Introduction

Keras VGG models expect input images to be preprocessed the same way the original ImageNet-trained VGG models were preprocessed. The important detail is that VGG preprocessing is not the same as scaling pixels to [0, 1]; Keras VGG preprocessing expects image data in the usual 0 to 255 range first, then applies channel reordering and mean subtraction.

The Canonical Keras Preprocessing Path

For VGG16 and VGG19 in Keras, the standard approach is to call the model-specific preprocess_input function.

1import numpy as np
2from tensorflow.keras.applications.vgg16 import preprocess_input
3
4image = np.random.randint(0, 256, size=(1, 224, 224, 3), dtype=np.uint8)
5image = image.astype("float32")
6
7processed = preprocess_input(image)
8print(processed.min(), processed.max())

This function assumes the input image is in RGB order with values in the 0 to 255 scale. It then:

• converts RGB to BGR
• subtracts the ImageNet channel means
• does not divide by 255

That last point is where many mistakes happen.

What the Resulting Range Looks Like

Because Keras subtracts mean values such as about 103.939, 116.779, and 123.68, the postprocessed tensor is no longer in a simple normalized range like [0, 1] or [-1, 1].

Instead, values are roughly centered around zero but can still span a broad range depending on the original pixel values. That is expected. The model was trained with that preprocessing style.

So the right mental model is:

• raw input to preprocessing: usually 0 to 255
• output of preprocessing: mean-centered BGR values

A Full Example With VGG16

1import numpy as np
2from tensorflow.keras.applications import VGG16
3from tensorflow.keras.applications.vgg16 import preprocess_input
4
5model = VGG16(weights="imagenet")
6
7image = np.random.randint(0, 256, size=(1, 224, 224, 3)).astype("float32")
8image = preprocess_input(image)
9
10predictions = model.predict(image)
11print(predictions.shape)

This is the safest workflow because it matches the assumptions of the pretrained weights.

What Not to Do

A very common mistake is to first scale the image into [0, 1] and then pass it to VGG preprocess_input.

image = image / 255.0
image = preprocess_input(image)  # usually wrong for VGG

That produces inputs with the wrong numeric distribution because the mean subtraction values were designed for 0 to 255 images, not already normalized floats.

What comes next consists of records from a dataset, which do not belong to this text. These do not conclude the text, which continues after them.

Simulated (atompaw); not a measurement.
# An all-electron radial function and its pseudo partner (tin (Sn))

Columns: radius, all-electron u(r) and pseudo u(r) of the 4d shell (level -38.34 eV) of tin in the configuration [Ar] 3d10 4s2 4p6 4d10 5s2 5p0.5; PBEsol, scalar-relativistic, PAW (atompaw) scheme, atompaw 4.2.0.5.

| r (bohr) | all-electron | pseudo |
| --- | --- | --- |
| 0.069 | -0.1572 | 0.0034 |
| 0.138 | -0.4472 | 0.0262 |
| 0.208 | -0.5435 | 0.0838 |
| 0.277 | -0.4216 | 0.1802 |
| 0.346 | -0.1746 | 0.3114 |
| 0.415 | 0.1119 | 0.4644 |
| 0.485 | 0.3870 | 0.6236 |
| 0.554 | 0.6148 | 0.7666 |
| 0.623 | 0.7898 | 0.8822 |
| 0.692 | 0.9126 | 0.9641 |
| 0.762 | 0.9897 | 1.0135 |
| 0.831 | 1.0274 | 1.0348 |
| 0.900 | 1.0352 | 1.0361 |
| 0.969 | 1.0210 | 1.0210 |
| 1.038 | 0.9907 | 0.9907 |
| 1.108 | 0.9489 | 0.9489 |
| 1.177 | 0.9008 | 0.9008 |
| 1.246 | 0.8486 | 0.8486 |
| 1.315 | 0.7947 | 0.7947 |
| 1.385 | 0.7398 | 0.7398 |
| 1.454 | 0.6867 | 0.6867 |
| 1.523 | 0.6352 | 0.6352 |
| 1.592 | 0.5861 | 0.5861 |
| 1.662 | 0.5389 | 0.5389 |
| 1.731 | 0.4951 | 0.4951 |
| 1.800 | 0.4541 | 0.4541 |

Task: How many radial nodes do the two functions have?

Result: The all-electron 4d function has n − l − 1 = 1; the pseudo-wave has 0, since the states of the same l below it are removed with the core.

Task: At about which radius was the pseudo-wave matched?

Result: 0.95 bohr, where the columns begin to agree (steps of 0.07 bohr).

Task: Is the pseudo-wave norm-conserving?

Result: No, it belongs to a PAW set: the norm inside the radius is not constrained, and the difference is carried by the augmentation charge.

If you are using pretrained VGG weights, stick to the provided preprocessing helper instead of inventing your own scaling rule.

Input Shape and Type Still Matter

Besides range, VGG models also expect:

• shape (batch, 224, 224, 3) in channels-last form for typical TensorFlow use
• floating-point tensors, usually float32

The spatial size matters because pretrained VGG was designed around 224 x 224 images for standard classification usage.

If you remove the top classifier for transfer learning, the preprocessing expectations still stay the same.

Common Pitfalls

The biggest pitfall is treating VGG preprocessing like ResNet-style or MobileNet-style normalization. Different pretrained families expect different input preprocessing conventions.

Another common mistake is feeding images already scaled to [0, 1] into preprocess_input and assuming the helper will adapt automatically. For VGG, that usually gives the wrong distribution.

Developers also sometimes remember the image size but forget the channel behavior. Keras VGG preprocessing converts RGB input into BGR order internally, so manual preprocessing that duplicates or conflicts with that conversion can cause subtle errors.

Summary

• Keras VGG preprocessing expects image values in the usual 0 to 255 range before preprocessing.
• Use tensorflow.keras.applications.vgg16.preprocess_input or the VGG19 equivalent.
• VGG preprocessing converts RGB to BGR and subtracts ImageNet means.
• Do not normalize to [0, 1] first if you are using the standard VGG preprocessing helper.
• Matching the pretrained model's original preprocessing is essential for sensible predictions.